I'm finding a very puzzling problem with our code, but it is quite difficult to explain.
Our code is parallelized with MPI, and until now we were compiling it always with -O3 optimization and we didn't find any issues with it. I have tried to compile it with -O3 -xAVX and then I start to see buggy behaviour, which manifests itself in negative numbers in a density matrix. These values appear in the domain layers where the parallelization was done (i.e. we have a domain covering a certain height in Z, and when run in parallel each rank gets a chunk of this domain, dividing only in Z, and we start seeing negative values in the edge layers in each rank, where communication happens to send/receive the neighbour values).

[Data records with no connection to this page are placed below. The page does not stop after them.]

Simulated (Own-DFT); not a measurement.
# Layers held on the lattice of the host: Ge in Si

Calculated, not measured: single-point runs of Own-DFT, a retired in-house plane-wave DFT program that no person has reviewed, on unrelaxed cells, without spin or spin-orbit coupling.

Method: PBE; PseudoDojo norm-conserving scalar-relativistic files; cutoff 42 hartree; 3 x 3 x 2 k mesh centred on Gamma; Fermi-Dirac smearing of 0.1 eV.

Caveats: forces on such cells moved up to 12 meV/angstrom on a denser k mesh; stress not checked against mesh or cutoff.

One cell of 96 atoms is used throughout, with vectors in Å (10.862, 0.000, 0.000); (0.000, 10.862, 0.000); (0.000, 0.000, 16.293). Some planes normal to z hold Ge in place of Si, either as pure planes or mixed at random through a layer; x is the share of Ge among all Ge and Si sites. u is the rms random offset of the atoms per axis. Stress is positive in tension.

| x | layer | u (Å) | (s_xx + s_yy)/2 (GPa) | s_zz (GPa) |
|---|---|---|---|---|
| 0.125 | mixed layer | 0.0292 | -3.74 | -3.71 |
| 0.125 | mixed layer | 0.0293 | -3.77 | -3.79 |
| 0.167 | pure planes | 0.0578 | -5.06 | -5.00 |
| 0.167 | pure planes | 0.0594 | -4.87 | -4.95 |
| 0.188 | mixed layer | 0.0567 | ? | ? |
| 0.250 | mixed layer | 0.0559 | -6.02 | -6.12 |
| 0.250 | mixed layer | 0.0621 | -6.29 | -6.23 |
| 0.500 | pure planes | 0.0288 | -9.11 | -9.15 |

When compiled without -xAVX we never see any issue, but when compiled with -xAVX I always see the problem arising after just a few iterations, and the values are not always the same, so there is some race condition or some uninitialized values somewhere, but which only seem to kick in after compiling with -xAVX.
Actually, to make things a bit more weird, our code is composed of three parts: main program, core library and module library. I can compile everything with -xAVX and only compile without -xAVX two things:
- one of the functions in the core library and the linking stage for the core library.
As far as I do it like that, then the buggy behaviour doesn't show up. The funny thing is that the function above doesn't have any MPI code, and actually it is only run once at the beginning of the code, to store some data that it is used later on throughout the execution of the code.
I have compiled the whole code with gcc and -mavx and in that case I don't get any faulty behaviour, but I don't know internally what gcc or icc do when setting -xAVX.
Any idea/suggestions on how to go about something like this? It certainly looks like a parallelization problem, but that only shows up when -xAVX is used is weird to me.
- Intel® Advanced Vector Extensions (Intel® AVX)
- Intel® Streaming SIMD Extensions
- Parallel Computing
After a few test I found that the code, when compiled without -xAVX (with: -O3 -ipo -g) gives identical (bit-to-bit) results when run with a different number of processes (tried with 1 and 30) for a number of iterations).
When compiled with -xAVX (-O3 -ipo -g -xAVX) the differences appear even when run only with 1 processor after a few iterations, and from the very first iteration when run with different number of processes (tried with 1 and 30).
If my understanding of AVX is correct, this should not happen, right? I mean, AVX will just vectorize some loops as far as they don't have any dependences, but the result is deterministic, in the sence that, provided no random numbers are produced in the code, the result from run to run should be identical. This is what happens when compiled without -xAVX, but for some reason results start to be different between runs when the code has been compiled with -xAVX.
Is your code parallelized with OpenMP as well as MPI?
>>The funny thing is that the function above doesn't have any MPI code, and actually it is only run once at the beginning of the code, to store some data that it is used later on throughout the execution of the code.
This may indicate that the produced data is: a) incomplete, b) incorrect, c) code corrupts something beyond bounds of desired output, d) produced data is correct - returned data is incorrect of incomplete.
Run-to-run within a given build should be (are expected to be) identical, whereas, between builds are not.
I suggest adding some sanity check code (e.g. saving/checkpointing data prior to and following generated output for this function).
You may need to do this with C helper functions.
thanks for replying.
In the end I figured out where the problem was coming from. It turns out that our code (parallelized only with MPI) has some data (one z layer per process) that is duplicated in different MPI processes. After doing the first part of the code (where the values needed there) are properly propagated via MPI, then there is a part in which some other data is calculated point-by-point. When not using AVX the values needed to calculate these last data are identical in different processes in this duplicated layer, so the calculated values are identical and the program behaves fine.
With AVX, some of the required values (some Voigt profiles) to calculate these new data seem to be slightly different in each process, so then the resulting data in the duplicated layer (which when non using AVX were identical) is not identical anymore between processes, and the small changes increase when running the code for several iterations until the code blows up.
The solution was simply to not assume that the values in the duplicated layer are really going to be identical, and just copy them from one of the processes to the other. Problem solved.
>>The solution was simply to not assume that the values in the duplicated layer are really going to be identical, and just copy them from one of the processes to the other. Problem solved.
So you are choosing one of the supposedly duplicated values to use as the valid results? What would cause the results to not be duplicated? Note, if some of the different ranks has different CPU models, then potentially a different code path was taken, or a change in microcode made for same instruction. In particular if one/some CPU/s have FMA and other/s not, or one/some have AVX2 and other/s not, then you might not generate the same bit pattern results (equivalent within precision, yes).